So much of last year’s patchwork thinking — made specific to the UK — was indebted to Tom Nairn’s 1981 book The Break-Up of Britain. Now, here he is with a new blogpost for Verso on the issue which I somehow missed the other week.
The date of publiation — 19 January 2019 — even through me for a second. This isn’t a new text but one from 1977, and it’s just as prescient today as it was then.
Only a few years ago, the break-up of Britain was almost inconceivable. Southern, catholic Ireland had broken away from the United Kingdom in 1922; but there seemed little reason to believe that the protestants of Northern Ireland or the other minor nationalities of Wales and Scotland would follow their example. Conditions were different in these other cases. Southern Ireland had been a conquered country, displaying most of those features which in this century have come to be called ‘under-development’. Upon that basis, and mobilizing the deep-laid cultural differences provided by Catholicism, a largely peasant society had produced the classical nationalist reaction against alien rule which ended in 1922. As the century’s history of anti-imperialist struggle unfolded, this seemed more and more a typical episode of it. Although unusually close geographically to the metropolitan centre, southern Ireland had in fact been separated from it by a great socio-political gulf, by that great divide which was to dominate so much of the epoch: the ‘development gap’.

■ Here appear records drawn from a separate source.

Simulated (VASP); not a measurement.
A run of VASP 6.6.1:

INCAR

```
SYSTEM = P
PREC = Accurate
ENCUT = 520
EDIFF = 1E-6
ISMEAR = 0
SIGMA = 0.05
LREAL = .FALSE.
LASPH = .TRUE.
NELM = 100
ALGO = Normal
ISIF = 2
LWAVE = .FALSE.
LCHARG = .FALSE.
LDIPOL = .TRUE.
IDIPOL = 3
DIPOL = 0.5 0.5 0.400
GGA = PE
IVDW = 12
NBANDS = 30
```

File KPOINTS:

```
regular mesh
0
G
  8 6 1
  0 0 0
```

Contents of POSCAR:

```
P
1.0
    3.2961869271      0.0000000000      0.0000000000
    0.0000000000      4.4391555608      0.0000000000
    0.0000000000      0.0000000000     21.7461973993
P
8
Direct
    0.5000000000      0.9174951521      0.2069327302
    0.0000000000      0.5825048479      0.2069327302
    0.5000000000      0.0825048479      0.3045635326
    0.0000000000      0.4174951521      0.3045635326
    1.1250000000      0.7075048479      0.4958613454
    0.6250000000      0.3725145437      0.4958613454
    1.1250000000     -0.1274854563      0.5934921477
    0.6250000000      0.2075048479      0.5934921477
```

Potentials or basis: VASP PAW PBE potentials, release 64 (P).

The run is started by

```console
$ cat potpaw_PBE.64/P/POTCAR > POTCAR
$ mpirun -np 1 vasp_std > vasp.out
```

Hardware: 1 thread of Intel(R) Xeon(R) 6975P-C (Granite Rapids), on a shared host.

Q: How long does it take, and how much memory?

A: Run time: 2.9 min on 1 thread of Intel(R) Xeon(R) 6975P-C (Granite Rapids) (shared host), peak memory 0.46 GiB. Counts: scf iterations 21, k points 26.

For this very reason, it appeared improbable that other regions of the British Isles would follow Eire’s example. There were episodes of conquest in the histories of northern Ireland, Wales and Scotland, true enough. But these had been followed or accompanied by episodes of assimilation and voluntary integration—and until the 1960s it looked as if the latter tendencies had triumphed. All three societies had, at least in part, crossed over the main divide of the development process. Unlike southern Ireland, they had become significantly industrialized in the course of the nineteenth century. All three had turned into important sub-centres of the Victorian capitalist economy, and around their great urban centres—Belfast, Cardiff and Glasgow—had evolved middle and working classes who, consciously and indisputably, gave their primary political allegiance to the imperial state.
Through this allegiance they became subjects of one of the great unitary states of history. Absorption, not federation, had always been the principle of its development. From the period of Norman feudalism onwards, the English state had expanded its hold over these outlying areas and peoples. Until in 1800—as one constitutional authority puts it—‘there existed the United Kingdom of Great Britain and Ireland, and in the process of its development there was not the smallest element of federation’. None of the constituent countries of this multi-national state ‘retained even a modified sovereignty: that of each was melted in the general mass’.